Portrait of François Truffaut by Duane Michals, 1981
TRÍPTICO
«Transforma-se o amador na coisa amada»,
com seu feroz sorriso, os dentes,
as mãos que relampejam no escuro.
Traz ruído e silêncio.
Traz o barulho das ondas frias
e das ardentes pedras que tem dentro de si.
E cobre esse ruído rudimentar com o assombrado
silêncio da sua última vida.
O amador transforma-se de instante para instante,
e sente-se o espírito imortal do amor
criando a carne em extremas atmosferas, acima
de todas as coisas mortas.
Transforma-se o amador.
Corre pelas formas dentro.
E a coisa amada é uma baía estanque.
É o espaço de um castiçal,
a coluna vertebral e o espírito
das mulheres sentadas.
Transforma-se em noite extintora.
Porque o amador é tudo, e a coisa amada
é uma cortina
onde o vento do amador bate no alto da janela
aberta.
O amador entra por todas as janelas abertas.
Ele bate, bate, bate.
O amador é um martelo que esmaga.
Que transforma a coisa amada.
Ele entra pelos ouvidos, e depois a mulher
que escuta
fica com aquele grito para sempre na cabeça
a arder como o primeiro dia do verão.
Ela ouve e vai-se transformando, enquanto dorme, naquele grito
do amador.
Depois acorda, e vai, e dá-se ao amador,
dá-lhe o grito dele.
E o amador e a coisa amada são um único grito
anterior de amor.
E gritam e batem.
Ele bate-lhe com o seu espírito de amador.

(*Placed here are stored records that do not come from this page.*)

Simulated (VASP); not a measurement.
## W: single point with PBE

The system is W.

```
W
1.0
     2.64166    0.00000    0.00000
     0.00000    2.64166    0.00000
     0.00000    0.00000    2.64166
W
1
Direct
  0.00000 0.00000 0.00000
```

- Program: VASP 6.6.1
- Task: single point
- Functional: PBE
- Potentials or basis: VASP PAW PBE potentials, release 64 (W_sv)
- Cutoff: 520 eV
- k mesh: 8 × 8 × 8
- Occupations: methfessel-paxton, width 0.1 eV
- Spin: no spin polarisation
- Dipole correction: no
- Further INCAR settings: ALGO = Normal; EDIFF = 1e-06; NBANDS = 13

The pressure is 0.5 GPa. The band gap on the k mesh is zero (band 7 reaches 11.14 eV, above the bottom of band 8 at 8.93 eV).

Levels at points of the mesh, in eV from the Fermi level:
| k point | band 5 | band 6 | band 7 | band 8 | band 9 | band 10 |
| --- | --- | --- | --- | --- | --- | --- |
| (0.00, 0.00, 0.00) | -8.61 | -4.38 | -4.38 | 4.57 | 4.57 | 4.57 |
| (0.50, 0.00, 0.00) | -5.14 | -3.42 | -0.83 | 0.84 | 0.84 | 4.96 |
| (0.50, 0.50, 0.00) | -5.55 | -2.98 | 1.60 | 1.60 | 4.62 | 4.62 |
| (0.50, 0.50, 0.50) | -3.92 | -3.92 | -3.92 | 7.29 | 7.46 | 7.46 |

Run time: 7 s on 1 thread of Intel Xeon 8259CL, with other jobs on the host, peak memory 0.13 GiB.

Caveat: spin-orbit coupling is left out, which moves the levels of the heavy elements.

E ela é batida, e bate-lhe
com o seu espírito de amada.
Então o mundo transforma-se neste ruído áspero
do amor.
Enquanto em cima o silêncio do amador e da amada alimentam
o imprevisto silêncio do mundo e do amor.
Herberto Helder
______________________________
THE LOVER TRANSFORMS
«The lover transforms into the thing loved» with his
savage smile, his teeth,
his hands that flash in the dark.
He brings sound and silence.
He brings the noise of the cold waves
and burning stones which rage within him.
And he covers this primordial sound with the staggered
silence of his last life.
The lover transforms from moment to moment,
and it’s the moment of the immortal spirit of love
creating flesh in extreme atmospheres, wafting
over all death things.
The lover transforms. He cuts through forms to the core.
And the thing loved is an enclosed bay,
the space of a candlestick,
the backbone and spirit
of women sitting.
He transforms into extinguishing night.
Because the lover is everything, and the thing loved
is a curtain
battered by the wind of the lover on the heights
of an open window.
The lover enters through every open windows and
batters, batters, batters.
The lover is smashing hammer.
that transforms the thing loved.
He enters through her ears,
and the woman who listens
holds that shout forever in her mind
burning like the first day of summer.
She hearsand slowly transforms,
while sleeping, into that shout of the lover.
She awakens, and goes, and gives herself to the lover,
she gives him his own shout.
And the lover and the thing loved are a single shout
preceding love.
And they shout and batter.
He batters her with his lover spirit.
And she is battered and batters him
with her spirit of the beloved.
Then the world transforms into this harsh noise
of love.
While overhead the silence of the lover and the beloved feed
the surprising silence of the world and of love.
Translation by Assírio & Alvim
Luís Vaz de Camões’s sonnets are thematically far more diverse than those of Petrarch or William Shakespeare. Some are retellings of Biblical tales (Jacob) or Greek myths, often with a new twist; or they present historical or mythological figures in new scenarios, as in the sonnet which has the goddesses Diana and Venus discussing the merits of trapping animals versus ensnaring human hearts (While Phoebus was lighting up the mountains). Other sonnets take up the theme of the world’s disorderedness and the inevitability of change (Times change, desires change), and life’s brevity (Oh how long, year after year). But love, for Camões as for most Renaissance poets, is an ever-present hope and complaint, a source of pain alternating with ecstasy, a rich symbol and a chimera – an inexhaustible subject of poetic and existential exploration. Love, in the sonnets and sestina presented here, is not merely a hankering after an idealized and beatified ‘senhora’ (lady); it is a psychological territory for self-discovery. This is most blatantly the case in the celebrated Transforma-se o amador na cousa amada, a twentieth-century remake of which The Lover Transforms was produced by Herberto Helder (b. 1930).